Women hold 22% of the chancellor (attorney),
director of connectional ministries (DCM), and
treasurer positions in the annual conferences
across the U.S. United Methodist Church (Table I).1
This percentage mirrors the percentage of women district superintendents and clergywomen in the denomination. According to these numbers, although women comprise 60% of the denomination’s membership, they only hold one-fifth of the top leadership positions in U.S. annual conferences.
At the jurisdictional level, the percentage of women in leadership roles reflects the national average. The North Central (26%) and Southeastern (24%) jurisdictions actually have a greater overall percent of women in leadership positions than the Northeastern (21%), South Central (18%), and Western (17%) jurisdictions.

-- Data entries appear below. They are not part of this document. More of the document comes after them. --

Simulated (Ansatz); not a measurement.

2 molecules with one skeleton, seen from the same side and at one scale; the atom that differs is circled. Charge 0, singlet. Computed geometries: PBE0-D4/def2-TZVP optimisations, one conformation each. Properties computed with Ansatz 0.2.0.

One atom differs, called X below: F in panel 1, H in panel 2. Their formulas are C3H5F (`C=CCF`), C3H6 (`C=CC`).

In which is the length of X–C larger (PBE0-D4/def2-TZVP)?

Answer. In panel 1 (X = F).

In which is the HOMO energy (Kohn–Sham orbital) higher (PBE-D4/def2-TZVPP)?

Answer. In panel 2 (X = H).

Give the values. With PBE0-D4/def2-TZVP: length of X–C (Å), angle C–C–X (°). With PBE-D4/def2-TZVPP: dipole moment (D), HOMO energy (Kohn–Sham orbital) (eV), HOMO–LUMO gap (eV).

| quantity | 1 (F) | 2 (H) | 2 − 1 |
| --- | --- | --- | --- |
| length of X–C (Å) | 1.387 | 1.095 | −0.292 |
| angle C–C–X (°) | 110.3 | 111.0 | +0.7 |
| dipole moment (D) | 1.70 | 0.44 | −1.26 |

Further analysis paints a disappointing picture of women’s influence in these three leadership posts at the annual conference level (see Table II).
With the exception of the Northeastern Jurisdiction, the percentage of clergywomen serving in these leadership positions is less than 10%. Likewise, laywomen have less than 20% representation in these three positions. By comparison, men—lay and clergy— remain at 24% or better throughout all five jurisdictions. In other words, the men’s lowest percentages are still greater than women’s highest percentages.
Laywomen (see Table III) are more likely to be conference treasurers than they are DCMs or chancellors. The percentage of conference treasurer positions held by laywomen goes from 50% in the North Central Jurisdiction (the highest) to 20% in the Southeastern Jurisdiction (the lowest).
Clergywomen, on the other hand, are more likely to serve as directors of connectional ministries (DCMs), although there are slightly fewer clergywomen DCMs than women treasurers. Whereas laywomen hold 20% or more of the conference treasurer positions, clergywomen hold 20% or more of the DCM positions in three jurisdictions: Southeastern (27%); Northeastern (25%); and North Central (23%). In the Western Jurisdiction, clergywomen account for only 17% of the directors of connectional ministries and only 7% of DCMs in the Southeastern Jurisdiction. Overall, laywomen are more likely than their clergy sisters to find employment at the upper levels of annual conferences.
Some might argue that the lack of women in these leadership positions is not all that problematic since both clergywomen and laywomen are increasingly well represented as delegates to the General Conference, the denomination’s highest decision-making body. (Of the 1,000 international delegates to the 2004 General Conference—half clergy, half lay— 34% of clergy delegates were women, 51% of lay delegates were women.) However, the General Conference only meets for two weeks every four years to establish churchwide programs, budgets, and policies. Annual conferences meet annually, and their staff members carry out the day-to-day implementation of those budgets and program priorities.
Therefore, while women are increasingly involved in setting the big-picture course for the church, their voices are still greatly diminished at the place where we influence and live out our faith and work. For the most part, the leadership of annual conferences has been entrusted to men.
What if women were placed in these positions of authority? What new insights would they bring? What new ways of doing things might they introduce?
Is the church ready to allow more women to enter these spheres of influence? Is the church really committed to open hearts, open minds, and open doors?
Craig This is part of the Center for Applied Social Issues at Sinclair Community College.
1 Not all U.S. annual conferences employ full-time chancellors; some employ part-time lawyers or contract for services as needed. The issue is not the status of that individual (full or part time), but rather the gender of a person that serves in a leadership position. This is similar to the categories of clergy in The United Methodist Church (Elder in Full Connection, Deacon in Full Connection, Full-time Local Pastor, Part-time Local Pastor, etc.) and the previous issues of The Flyer that dealt with clergywomen in the church. Included in that previous study were part-time and full-time local pastors as well as ordained elders and deacons. The question was not what clergy category that women had achieved, but rather the percentage of women “designated” as clergy. So, too, it is with the top three positions in an annual conference—chancellor, connectional ministries director, and treasurer. The issue is not so much which position women hold—although that is important—but rather are women being allowed to hold any of these positions, full-time or part-time? The question is, are women being allowed to serve in positions of authority?